A year ago, I wrote a post about being closeted. Specifically, straight people being “closeted” about reading or writing LGBT fiction. I talked about the importance of being open about that one small thing, not hiding your ally status from the world like it’s something shameful, because we need all the allies we can get.

Today, I want to go further. You see, this language of being “in the closet” gets bandied around about all sorts of things, and is used frequently when allies and aficionados of LGBT fiction (romance, particularly) discuss how they represent themselves in their everyday lives. I can understand the appeal of using that vocabulary. It seems fitting, given the context. But here’s the thing: every time someone talks about “coming out of the closet” by telling a friend of relative they like LGBT fiction, they’re likening that experience to what a fifteen year old goes through telling his fundamentalist Christian parents he’s gay. One of those things is not like the other. I would go as far as to say it devalues and demeans our experiences of coming out as LGBT by comparison.

For those of us who are LGBT, the closet is not a safe space where we can hide from the jocular ribbing of friends and relatives. It’s a claustrophobic, stifling corner in which we hide the truest part of ourselves for fear of what would happen if we were ever found out. Some of us — too many of us — lose our friends and families, our homes and livelihoods, and sometimes even our lives, when we finally come out. Yet we come out, and we keep coming out, every day, to all sorts of people, because not to do so feels oppressive. It feels like living a lie.

Moreover, when our allies talk about being “closeted” about something as simple as reading/writing LGBT fiction, it reinforces the impression that anything LGBT-related is inherently shameful. That our allies are ashamed to be reading about queer lives. And how do you think that feels to those of us who are living queer lives?

Why does the word “gay” stick in your throat when you tell a friend or parent or sibling or spouse what kind of romance you read?

I’m not saying go into work and announce to your conservative boss that he should rethink his political position because two men getting it on is hot, but why can’t we use LGBT fiction to start a debate about LGBT equality? Perhaps if we heard the word “gay” a little more often, it wouldn’t stick in so many throats. It wouldn’t be synonymous with shame and guilt. If more people spoke up, perhaps the voices that sounded loudest wouldn’t be right-wing zealots spewing hate and lies.

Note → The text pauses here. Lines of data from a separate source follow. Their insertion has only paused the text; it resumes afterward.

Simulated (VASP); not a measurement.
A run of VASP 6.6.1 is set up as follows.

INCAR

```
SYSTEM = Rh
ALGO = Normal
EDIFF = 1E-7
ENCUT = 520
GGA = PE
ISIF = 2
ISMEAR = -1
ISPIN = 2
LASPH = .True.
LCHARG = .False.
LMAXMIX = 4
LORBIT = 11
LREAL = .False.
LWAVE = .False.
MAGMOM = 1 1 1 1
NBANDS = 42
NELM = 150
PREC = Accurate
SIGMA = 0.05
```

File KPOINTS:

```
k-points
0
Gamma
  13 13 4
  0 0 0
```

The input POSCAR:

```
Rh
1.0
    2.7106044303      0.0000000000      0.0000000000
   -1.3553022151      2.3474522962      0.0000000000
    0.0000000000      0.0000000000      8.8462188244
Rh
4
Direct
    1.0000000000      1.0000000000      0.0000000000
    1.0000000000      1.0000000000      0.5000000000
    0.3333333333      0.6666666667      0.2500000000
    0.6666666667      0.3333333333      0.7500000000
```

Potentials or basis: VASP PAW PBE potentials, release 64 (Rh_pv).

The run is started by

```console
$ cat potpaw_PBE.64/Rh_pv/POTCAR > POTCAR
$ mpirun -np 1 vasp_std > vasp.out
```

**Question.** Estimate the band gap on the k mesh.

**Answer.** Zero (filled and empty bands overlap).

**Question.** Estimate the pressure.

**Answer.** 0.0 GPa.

Perhaps, if more people spoke up, we wouldn’t need closets at all.


Kate Aaron

Born in Liverpool, Kate Aaron is a bestselling author of LGBT romances. Kate swapped the north-west for the midwest in October 2015 and married award winning author AJ Rose. Together they plan to take over the world.

6 Comments

Phoebe Sean · May 28, 2015 at 11:54 pm

I am guilty of not announcing to everyone that I read mostly LGBT romance novels. I am. I’m also guilty of not telling people I write it too. Phoebe Sean isn’t even my real name. I created this pen name especially for my MM romance stories. I’m not published yet so it doesn’t matter. I’ve never been pretentious enough to feel like I was ‘in the closet’ about anything, though, I’m a woman and I’m attracted to men. I’ve never had to come out to anyone and tip my hat off to everyone who has. But that doesn’t matter either. What matters is that since I created this fictional name for myself in order to publish something, I’ve decided that if I want my kids to live in a world where gay or het or bi should not be anything more than blond, brown or green is for eye colour, then I have to man up (or woman up?) and publish with my real name. In a year, I’ve gone from not telling anyone except my close friends to telling pretty much everyone and giving my novel to my mom to read -which a year ago I would never have done. Ever.
So your post just encourages me to keep going on this road, to talk about it loud and clear so that someday these posts will be antiquated and referred to as ‘in the time when LGBT was still a problem for some people’.
My name is Josée De Angelis and I read and write LGBT novels.
Thanks, Kate.

hbpattskyn · May 29, 2015 at 2:54 pm

Great post 🙂 It took me a little time to embrace the phrase, “I write gay romance”. In part, it’s because I write romance and it just so happens to be boy-meets-boy, and I want what I write to be taken as seriously as boy-meets-girl. The conversation about romance being taken seriously is something else again, but somehow you say “gay romance” and people start assuming the strangest things.

It took me a while to realize that the only way to combat those things–whether it’s “hey, this is serious/real writing” or “no, I’m not writing porn, but I do kinda dig it, can you recommend any good ones?” or “yes, people *do* read that, and why yes, my family *does* know what I write” or all of the wonderful points you brought up about what awful, lonely places closets are and the only way (I know of, anyway) to help people feel safe coming out of them is to start those conversations, to get people thinking–to start changing attitudes, one person at time, if need be.

    Kate Aaron · May 30, 2015 at 11:44 am

    I’m a little on the fence about the “gay romance is no different to straight romance” argument, it smacks me of the old “I don’t see colour” platitude, and rather negates our differences, which do exist and should be discussed, because a lot of them relate to social justice and whitewashing the real experiences of being queer only stifles change. M/M has a lot to be responsible for in that regard, because all too often the characters people love best are parodies of a certain type of (straight-acting) gay man, and they don’t realistically represent the community and people that I know.

Andrea M · May 29, 2015 at 4:33 pm

I once read a post and comments about authors who write gay fiction using their real name. The consensus seemed to be that most don’t and think its fine for various reasons. These same writers portray closeted gay people in an unfavorable light. When I compared closeted men to the writers who hide behind pen names, the reply was that its not at all the same, that closeted gay people are denying who they are but writers aren’t. The writers are shielding themselves because of extended family, jobs, etc. Makes no sense to me that there’s a difference there. I guess you’re supposed to always proudly proclaim that you’re gay but if you write about it there’s no problem with not acknowledging it. If you are gay, write about it or read it, be proud of it.

    Kate Aaron · May 30, 2015 at 11:36 am

    I don’t have a problem with people using pen names or picking and choosing who they tell, because sadly I do know people who’ve lost their jobs for writing LGBT fiction, however I think socially it’s something we should all be more open about. You’re absolutely right there’s a disconnect between the genre’s appetite for coming out stories and the number of people who won’t admit to reading them.